Anyway, whatever about Harold Kewell. The real story here was the game. Bruno Ribeiro replaced him, but by half-time Leeds were losing to a Lucas Radebe own goal. More changes followed at the break, including Ian Harte on for the £1.6m new boy from Chelsea with the comedy name, Danny Granville.

George Graham always had a bit of an odd thing going on with Ian Harte. The young left-back was fast-tracked from the youth team to the Premier League around the time of the League Cup final defeat in 1996, when Howard Wilkinson was trying to persuade fans there were better times ahead. Graham kept him as understudy to Tony Dorigo, then replaced Dorigo with David Robertson from Rangers, who was awful. Harte could be the answer, but now here was Granville, an England Under-21 player not coming cheap, putting Harte on the bench again.

When he got on the pitch against Lysekils Harte opened the scoring, heading in a Ribeiro free-kick in the 54th minute, and this is the story I want to tell you now. Derek Lilley made it 2-1 to Leeds two minutes later, but look at the rest of the scoring in United’s 5-1 win: 68 minutes, Ribeiro free-kick, Harte header. 70 minutes, Ribeiro free-kick, Harte header. 85 minutes, Ribeiro free-kick, Harte header. That’s four Bruno Ribeiro free-kicks and four Ian Harte headers. And four goals!

This might be unprecedented. I’ve never heard of anything like it. It’s also upside down, because once Harte was old enough to be allowed to take free-kicks in the Premier League, he turned out to be brilliant at them, crashing shots into the net and delivering swooping crosses for other heads. Never four in a game, though. I wondered if the pecking order in this match might be down to placement, but both Harte and Ribeiro were left footed, so it must have just been how things were. Only Ribeiro and Harte had much set-piece skill in the line-up, and Bruno was taking them on himself, leaving Ian to head them in. Four times. Four!

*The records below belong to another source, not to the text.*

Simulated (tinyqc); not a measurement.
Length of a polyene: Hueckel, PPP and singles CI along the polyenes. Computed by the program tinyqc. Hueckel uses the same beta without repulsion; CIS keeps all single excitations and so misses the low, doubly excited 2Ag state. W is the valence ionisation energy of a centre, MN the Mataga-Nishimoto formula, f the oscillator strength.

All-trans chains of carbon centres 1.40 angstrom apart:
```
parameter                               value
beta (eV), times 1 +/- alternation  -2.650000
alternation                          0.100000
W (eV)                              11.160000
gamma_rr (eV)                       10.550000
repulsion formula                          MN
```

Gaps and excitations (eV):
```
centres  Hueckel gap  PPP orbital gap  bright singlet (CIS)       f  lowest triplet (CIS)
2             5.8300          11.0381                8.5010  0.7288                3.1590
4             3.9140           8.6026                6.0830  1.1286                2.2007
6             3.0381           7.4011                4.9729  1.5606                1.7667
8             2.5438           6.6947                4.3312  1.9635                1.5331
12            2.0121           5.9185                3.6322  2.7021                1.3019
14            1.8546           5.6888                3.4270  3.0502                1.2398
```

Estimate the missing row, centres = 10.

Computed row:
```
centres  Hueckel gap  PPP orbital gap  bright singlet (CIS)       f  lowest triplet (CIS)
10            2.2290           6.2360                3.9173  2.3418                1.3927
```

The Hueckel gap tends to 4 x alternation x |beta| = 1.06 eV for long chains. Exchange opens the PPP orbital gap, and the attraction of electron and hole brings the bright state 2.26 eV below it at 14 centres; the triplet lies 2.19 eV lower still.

And two in two minutes, too. When Harte and Ribeiro completed their hat-trick two minutes after making it a brace — and yes, I’m letting them share this — was Lysekils’ manager tearing his hair out on the sidelines at this never been seen feat of three identical set-pieces? And what about fifteen minutes later when there was a fourth? The coach in question, Olof Engelbrektsson, has faded from the internet, but he is recorded on one archived Angelfire fan site for once saying, “It is better to play 0-0 than to lose 6-5.” I don’t know whether he said that before or after meeting Harte & Ribeiro. And Derek Lilley. Or even Gunnar Halle. “Gunnar Halle could have had a hat-trick,” said George Graham, deepening the weirdness. The goalkeeper might have had some thoughts too, but the Lysekils squad list for the game is numbered 2-22 so I’m not even sure they had one (and the Henrik Larsson wearing 12 wasn’t ‘that’ one).

Ribeiro and Harte had a good time in Sweden. Three days later Bruno scored both in a 2-1 win over Gallstad, and two days after that Ian scored a penalty in a 1-1 draw with GAIS. Three games, eight goals, all scored by them two except one by Lilley. Harte wasn’t done, either: two years later, in July 2000, Leeds were at Lysekils again, and Harte was scoring again: no Ribeiro to help him, he’d gone to Sheffield United, but he might have been glad to hear about his old pal scoring two penalties at their happy place in the opening nineteen minutes. Then Harte handed over to Mark Viduka to get a hat-trick in his first Leeds game, while Michael Bridges and Alan Smith added one each for a 7-1 win, Lysekils’ one coming in the last minute.

Lysekils FF were formed by a group of athletes in a patisserie in 1921. The town is known for artist Nathalie Djurberg, Ace of Base songwriter Jonas ‘Joker’ Berggren, and a cast-iron urinal called the ‘piss cure’ installed in 1926 for fishermen at the north harbour, that is designated as a listed monument but has been in storage since 2008. FF struggled for precedence and even for the right to a pitch in the small coastal town, and came to a technical close after merging with Slättens IK in 2015 to form Lysekils AIK. Their stadium, Gullmarsvallen, still claims to be ‘the most beautiful football field in Sweden’, and it’s hard to argue with that, especially when you can go there and, against the rough coastline, soaring gulls, and the aroma of herrings and piss, imagine Ian Harte scoring four headers from four Bruno Ribeiro free-kicks.